Hodgson Sayers' Financial Director, Mike Wade, explains how this North East business is removing barriers which prevent older people from staying in the work place and how they have been part of the Fuller Working Lives partnership so far.
Can you introduce Hodgson Sayers’ story so far in the time it takes to make a cup of tea?
Billy Hodgson started the business in 1979 from his Mam’s house in Burnopfield, and nearly 40 years later we are still located within 3 miles of that start. Originally focussed locally on roofing works, over the years we have expanded the scope of operations to include building, maintenance, fencing and metal fabrication in response to the requirements of our client base.
How did you get involved with the Fuller Working Lives partnership?
In 2015 we were awarded the People Development Company of the year by the British Chambers of Commerce, and Small Business of the Year award from Constructing Excellence a month previously.
We understand that any business is reliant on the personnel within that organisation, and that sustainable success is best achieved by acquiring and then developing that talent. Our values are demonstrated by the number of former apprentices who hold senior management positions in the business, and signpost to all the career progression pathway open to all who can take this as far as they wish through the application of lifelong learning.
I was initially approached by the NELEP to speak at events, and have also represented Hodgson Sayers at a number of conferences and events from schools, careers and recruitment, to retirement and succession planning, truly an end to end experience!
What common themes have you dealt with in relation to retaining employees 50+?
The trade roles within construction have developed enormously over the last 30 years, particularly in the areas of developing and implementing safe working practices and the involvement of better trained Health & Safety representatives. As a result we find ourselves dealing with a runout of the legacy of the harsher physical environments experienced by those who are in the over 50 age bracket.
From your experience, what support measures have proven most valuable for retaining older workers?
As part of our internal management procedures we use outside professional health consultants to manage and implement an occupational health review and management programme to identify and address health issues across our workforce as soon as possible, and to mitigate any longer term effects.
We have always encouraged all employees to update and improve their skill sets to match not only the ever-changing requirements “on the tools”, but also to enable through internal training to pass their skills and experiences to the younger team members as exemplars, role models and mentors. It should be stressed that these roles are not suitable in all cases, and any planning should account for the individual’s skills and abilities.
What’s next for Hodgson Sayers in terms of retaining and supporting older workers?
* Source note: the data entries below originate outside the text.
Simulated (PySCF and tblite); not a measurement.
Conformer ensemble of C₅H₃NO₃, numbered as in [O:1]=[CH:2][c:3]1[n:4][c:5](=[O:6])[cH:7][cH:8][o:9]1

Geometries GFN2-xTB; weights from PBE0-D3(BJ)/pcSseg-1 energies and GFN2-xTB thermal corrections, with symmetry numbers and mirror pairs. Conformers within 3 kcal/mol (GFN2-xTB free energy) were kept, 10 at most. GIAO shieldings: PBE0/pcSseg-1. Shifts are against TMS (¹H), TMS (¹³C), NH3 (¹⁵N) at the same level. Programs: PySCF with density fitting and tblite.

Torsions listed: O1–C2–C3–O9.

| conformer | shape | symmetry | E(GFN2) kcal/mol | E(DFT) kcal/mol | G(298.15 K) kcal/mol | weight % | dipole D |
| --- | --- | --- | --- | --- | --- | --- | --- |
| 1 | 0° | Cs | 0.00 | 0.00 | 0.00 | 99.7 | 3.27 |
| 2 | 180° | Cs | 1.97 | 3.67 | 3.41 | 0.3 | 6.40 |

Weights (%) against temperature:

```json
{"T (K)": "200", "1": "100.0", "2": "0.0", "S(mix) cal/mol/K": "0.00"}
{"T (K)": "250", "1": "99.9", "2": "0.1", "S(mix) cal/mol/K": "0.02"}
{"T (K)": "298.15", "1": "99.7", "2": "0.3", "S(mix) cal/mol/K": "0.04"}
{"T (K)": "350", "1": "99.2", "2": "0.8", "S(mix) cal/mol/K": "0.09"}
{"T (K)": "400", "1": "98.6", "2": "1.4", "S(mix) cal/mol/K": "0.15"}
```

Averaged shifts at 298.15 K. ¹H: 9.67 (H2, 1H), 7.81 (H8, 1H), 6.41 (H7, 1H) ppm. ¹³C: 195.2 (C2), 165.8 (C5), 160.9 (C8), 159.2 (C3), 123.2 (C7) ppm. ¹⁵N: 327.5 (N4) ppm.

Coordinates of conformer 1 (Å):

As a member of the targeted age group, I am very aware of the pressures and effects of aging, and whilst we believe that we are well placed to assist when intervention is needed and to provide the overt support and recognition of the needs of those of our workforce of all ages, this does not mean that we are complacent. We constantly monitor and review our strategies in line with the ever-evolving best practice scenarios. It is important to stress that Fuller Working Lives starts at the commencement of a career, ensuring that lifelong learning is not a set of words but implemented and encouraged which will enable all workers to enjoy a longer and more rewarding working life.